Q: Lynx statically analyzes before hand. How does it have access to all the chains?
A: The chains are know and we don't believe that we're introducing high overhead.
Q: You said that after the first segment of your chain the app can abort. What do I do if in the later steps of the chain my app reach a bogus state. Is the developer required to write some\
code to recover from that state?
A: It's a limitation of our system. We don't have a good solution to that.
SPANStore: Cost-Effective Geo-Replicated Storage Spanning Multiple Cloud Services
Zhe Wu, Michael Butkiewicz, Dorian Perkins (UC Riverside), Ethan Katz-Bassett (USC), Harsha V. Madhyastha (UC Riverside)
- Data uploaded by a user may be viewed/edited by users in other locations.
- Minimizing cost is also important in designing geo-replicated storage systems.
- SPANStore - Key/Value storage spanning cloud storage services
- objective: minimize cost
- placement manager: takes as input pricing policies, inter-DC latencies, latency, consistency and FT requirements.
- placement manager decides on the replication policy.
- Cost includes storage cost, request cost, data transfer cost. Storage service cost combines the 3 previously mentioned costs.
- Techniques for reducing cost:
- 1) use multiple cloud providers. Advantages: more locations for DCs and more pricing options.
- 2) replicate everywhere to decrease latency
- 3) aggregate workload prediction per access set (e.g. diurnal and weekly patterns). Classify objects by access set.
- Optimal replication policy depends on the application and on the workload.
- Placement manager uses Integer Linear Programming to decide on placement.
- simulated SPANStore agains: single replica, single cloud and replicate everywhere strategy.
Q: What if the compute workload is distributed on multiple cloud providers?
A: We assumed that the application is always deployed on the same provider.
Consistency-Based Service Level Agreements for Cloud Storage
Douglas B. Terry, Vijayan Prabhakaran, Ramakrishna Kotla, Mahesh Balakrishnan, Marcos K. Aguilera (Microsoft Research), Hussam Abu-Libdeh (Cornell University)
- Cloud storage providers replicate data widely. The tradeoffs are consistency, availability and performance.
- What consistency do they provide to their customers?
- Problem: - app developers have to choose consistency at the time they're developing their applications.
- no single choice is best for all clients and situations.

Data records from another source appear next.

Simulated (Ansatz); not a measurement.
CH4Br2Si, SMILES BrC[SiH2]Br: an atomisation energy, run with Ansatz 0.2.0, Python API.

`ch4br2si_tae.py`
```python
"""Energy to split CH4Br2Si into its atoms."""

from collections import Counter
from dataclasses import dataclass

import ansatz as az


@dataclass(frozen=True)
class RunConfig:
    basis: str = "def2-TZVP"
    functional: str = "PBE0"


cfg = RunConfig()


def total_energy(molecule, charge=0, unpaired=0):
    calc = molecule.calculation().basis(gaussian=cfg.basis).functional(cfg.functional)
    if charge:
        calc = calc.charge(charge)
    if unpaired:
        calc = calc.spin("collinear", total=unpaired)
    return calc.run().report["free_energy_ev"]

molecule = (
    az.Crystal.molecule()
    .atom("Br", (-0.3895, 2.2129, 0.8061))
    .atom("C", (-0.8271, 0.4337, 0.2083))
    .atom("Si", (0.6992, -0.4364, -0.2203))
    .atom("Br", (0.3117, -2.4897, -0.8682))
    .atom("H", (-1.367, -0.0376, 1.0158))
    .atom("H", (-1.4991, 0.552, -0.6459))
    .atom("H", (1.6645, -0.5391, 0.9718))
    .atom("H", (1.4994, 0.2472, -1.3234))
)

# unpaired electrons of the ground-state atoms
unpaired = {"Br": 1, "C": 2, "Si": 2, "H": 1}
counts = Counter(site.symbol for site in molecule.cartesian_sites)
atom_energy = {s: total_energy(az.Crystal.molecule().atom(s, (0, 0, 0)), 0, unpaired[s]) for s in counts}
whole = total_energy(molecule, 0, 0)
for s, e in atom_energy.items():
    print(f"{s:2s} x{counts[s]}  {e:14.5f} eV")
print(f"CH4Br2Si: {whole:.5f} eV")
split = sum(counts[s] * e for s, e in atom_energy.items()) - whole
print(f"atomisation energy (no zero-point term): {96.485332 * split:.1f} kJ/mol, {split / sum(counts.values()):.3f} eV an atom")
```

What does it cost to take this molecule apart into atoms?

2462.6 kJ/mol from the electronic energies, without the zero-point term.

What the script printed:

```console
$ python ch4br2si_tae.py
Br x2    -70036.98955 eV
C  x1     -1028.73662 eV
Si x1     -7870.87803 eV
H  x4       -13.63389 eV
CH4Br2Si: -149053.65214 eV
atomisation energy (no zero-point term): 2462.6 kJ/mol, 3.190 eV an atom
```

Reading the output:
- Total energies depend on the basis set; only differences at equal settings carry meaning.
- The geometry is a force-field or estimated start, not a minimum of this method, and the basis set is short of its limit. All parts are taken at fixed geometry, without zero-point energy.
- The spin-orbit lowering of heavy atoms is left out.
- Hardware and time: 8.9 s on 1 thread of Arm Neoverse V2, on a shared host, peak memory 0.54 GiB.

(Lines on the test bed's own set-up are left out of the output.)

- Measurement strong vs eventual consistency: the latency of eventual and strong consistency varies in each DCs.
- Pileus - replicated, partitioned key-value store that provides choice of consistency.
- primary core that uses strong consistency.
- secondary nodes that lazily receive updates.
- all put operations go to the primary core. Get can go to any node as long as the nodes are sufficiently up to date to provide the desired level of consistency.
- Choices of consistency supported by Pileus: Strong, causal, bounded staleness, read my writes, monotonic reads, eventual consistency.
- Tested and found that intermediate do really provide intermediate performance.
- Consistency-based SLA: app declare desired consistency/latency.
- The SLA consistency of 3 parts: consistency requirement, latency requirement and utility.
- It's achieved in the client library. The library has to node which nodes store the data and how expensive is to communicate with those nodes.
- SLA enforcement: Compute for each SubSLA and node compute the probability of meeting the latency and consistency requirements. Following, the expected utility is computed P(latency) * P(consistency) * utility.
Q: How about tail distribution of the delays in the network?
A: The variance in the network delays was not very high.
Q: How I as a developer reason about what I get? Do I have to distinguished 6 different consistency cases I may get.
A: You have to develop your app for the consistency levels you support.
Q: Once you've returned a weaker consistency, shouldn't you just drop for all the following requests?
A: No, not necessarily...
Tango: Distributed Data Structures over a Shared Log
Mahesh Balakrishnan, Dahlia Malkhi, Ted Wobber, Ming Wu, Vijayan Prabhakaran (Microsoft Research), Michael Wei (UCSD), John D. Davis (Microsoft Research), Sriram Rao (Microsoft), Tao Zou (Cornell University), Aviad Zuck (Tel-Aviv University)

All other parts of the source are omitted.